Petersburg is home to one of Alaska’s biggest commercial fishing fleets. And a lot of its catch is processed locally by OBI Seafoods, in a plant that has been around since the town’s founding. On August 9th, the plant celebrated 100,000 cases of pink salmon processed so far this summer. KFSK’s Katherine Monahan reports.
Head machinist Jeff Randrup blows first one, and then both of OBI Seafoods’s steam whistles. He’s up on a manlift (like a forklift, but for lifting people), leaning into a huge cloud of steam in his visor and welding gloves. Below him, employees cheer and cover their ears.
“It’s to signify 100,000 cases of salmon of pink salmon,” he says. “It involves the town. It’s very noisy.”
Each of those 100,000 cases holds 48 cans. So that’s close to five million cans of pink salmon.
Walking through the cannery, we pass hundreds of seasonal workers, many of them international, from places like Serbia, Ukraine, Mexico, and the Philippines. They are unloading fish from boats, weighing it, chopping it, and passing it down gleaming counters into machines called salmon fillers.
“And then it comes up this elevator,” explains Randrup, “and then down to a feeder and up to the filler and then eventually makes its way down the tubes and into the cans. You can see the cans coming out of the filler right there. So we do about seven cans a second.”
It looks like a clean, spacious Rube-Goldberg machine. It looks like the inner workings of the town. Randrup says that from here, the cans get shipped out all over the world.
“My brother lives in Hawaii,” he says. “He’s seen our product on the shelf there. And I have another brother in Minnesota who’s seen it there and another brother in New York who’s seen it there. And then some goes I believe to Europe, so, everywhere. Pretty cool, huh?”

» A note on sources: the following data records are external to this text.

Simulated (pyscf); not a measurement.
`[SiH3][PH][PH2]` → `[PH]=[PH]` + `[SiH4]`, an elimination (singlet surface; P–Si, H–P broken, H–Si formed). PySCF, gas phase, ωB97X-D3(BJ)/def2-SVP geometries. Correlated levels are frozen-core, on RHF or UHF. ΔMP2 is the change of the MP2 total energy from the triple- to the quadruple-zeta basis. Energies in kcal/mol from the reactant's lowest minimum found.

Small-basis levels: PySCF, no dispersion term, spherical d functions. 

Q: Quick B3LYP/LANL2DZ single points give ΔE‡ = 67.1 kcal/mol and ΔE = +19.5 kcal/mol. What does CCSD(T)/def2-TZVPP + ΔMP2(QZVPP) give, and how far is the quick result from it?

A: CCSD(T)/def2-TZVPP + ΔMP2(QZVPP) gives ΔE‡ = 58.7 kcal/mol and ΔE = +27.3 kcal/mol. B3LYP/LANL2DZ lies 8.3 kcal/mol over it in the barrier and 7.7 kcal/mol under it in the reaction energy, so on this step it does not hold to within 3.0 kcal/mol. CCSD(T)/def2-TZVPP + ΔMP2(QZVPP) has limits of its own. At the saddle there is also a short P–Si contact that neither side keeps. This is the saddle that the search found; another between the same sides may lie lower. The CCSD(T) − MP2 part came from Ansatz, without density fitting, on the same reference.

This summer OBI is reaching the milestone of 100,000 cases a day earlier than it did last year. In 2021, the plant reached its second 100,000 on August 24th. Randrup thinks this summer it might beat that date too. And when it does, he’ll get to blow the whistle again.
“I expect the next 100,000 will be fast,” he says, “because we’re slammed, and we will be slammed.”
It will be another chance to celebrate the town’s economic heart – the fishermen, the cannery workers, and of course, the fish.